Standards Soap Operas

The wonderful thing about standards
is that there are so many to choose from.

The story of 33-1/3 and 45 rpm records
The saga of Color Television
The drama of The Compact Cassette
The odyssey of AM Stereo
The tragedy of Gas Leaks and Galvanized vs Cast Iron Pipe
A microhistory of Murphy's Law

Whipple's Law: Any system with popular appeal, powerful backing, and a sufficient head, start will win out over a fundamentally better system.
Disclaimer: Consider this an opinion piece. These are my perceptions and not to be taken as gospel. See also Standard Disclaimer

 

The 33-1/3 and 45 rpm records

Note: I am NOT an authority; this is my take on history. I may be all wet.

Long ago, when the 33-1/3 rpm "long-playing" record came out, replacing the "78"*, RCA brought out the 45 rpm record. It was not really a competitor for the 33, but more like a direct replacement for the 78, so both of the new formats flourished.

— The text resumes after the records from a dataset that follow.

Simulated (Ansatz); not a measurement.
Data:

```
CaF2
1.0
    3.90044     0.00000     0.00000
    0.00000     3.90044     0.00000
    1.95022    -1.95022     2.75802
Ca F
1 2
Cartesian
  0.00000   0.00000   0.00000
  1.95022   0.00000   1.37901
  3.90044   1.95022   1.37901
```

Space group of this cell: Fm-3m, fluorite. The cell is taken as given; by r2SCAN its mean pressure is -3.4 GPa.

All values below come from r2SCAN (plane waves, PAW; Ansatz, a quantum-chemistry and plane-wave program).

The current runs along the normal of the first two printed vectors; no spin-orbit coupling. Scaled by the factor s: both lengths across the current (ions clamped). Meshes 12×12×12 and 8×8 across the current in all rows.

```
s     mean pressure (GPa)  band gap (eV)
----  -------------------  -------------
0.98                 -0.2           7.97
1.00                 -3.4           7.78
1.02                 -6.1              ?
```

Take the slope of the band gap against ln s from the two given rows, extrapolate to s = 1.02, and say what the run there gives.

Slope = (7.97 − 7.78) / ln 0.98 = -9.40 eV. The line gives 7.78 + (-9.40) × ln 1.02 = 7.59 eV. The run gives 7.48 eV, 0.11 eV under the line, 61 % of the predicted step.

*Trivia question: 78 rpm is not the exact speed. What is? (I suppose the prize for a correct answer to this ought to be a tortilla.) If you want more trivia, click here.



 

Color Television

Back when color television was in its experimental stages, CBS Labs came up with a pretty good system, while RCA developed their own, now known as the "NTSC" system. That either stands for National Television Standards Committee or Never Twice Same Color. The latter is a reference to a particular weakness of the system, one that the PAL (Phase Alternating Line) system does not have. PAL basically is the one developed by CBS, and it is the standard used in Germany and a number of other countries. (There is a third system, called SECAM, used in France. Zey do it zeir own way, non?) None of the three systems are compatible with each other, but they are all compatible with monochrome (black & white).

The following is my perception of history; I wasn't there. While CBS put on an regular demonstration of their pretty good system, RCA put on a very tightly controlled demo of stable scenes like a bowl of fruit* (and meanwhile applied whatever political pressure was needed) and thus steamrolled their way into being the standard-bearer -- and the legacy for us was that, for a few decades, when you had a West-Coast-produced program or commercial adjacent to one from the East Coast, you got jarring color shifts. Things are improved nowadays, but it took a long time.
 *There was a "moment of some complexity"** one day when somebody painted all the fruit the wrong colors,
 **a line from Kenneth Patchen, totally*** out of context.
 ***well, maybe not totally, since we're dealing with perception, as he was.



 

The Compact Cassette

In the sixties the race was on to develop an easy-to-handle tape format, and RCA was in the running as usual. They got beat out handily by Philips with their Compact Cassette, and there's a lesson in this: Philips came up with a package that was, like RCA's, easy to use, easy to make (and those were after all the design objectives) but it was also easy to license -- in other words, they licensed it cheap. Everybody jumped on the bandwagon, and they left RCA in the dust. And made plenty on volume.

 

AM Stereo

Here we have Motorola trying to "pull an RCA", while Leonard Kahn, who probably saw himself as the Lone Stranger, had the system that, to me, made sense technically. In fact, it predates FM stereo, and is a fairly obvious way to do it -- and it was covered by a patent from waaay back; I guess he bought the patent or something.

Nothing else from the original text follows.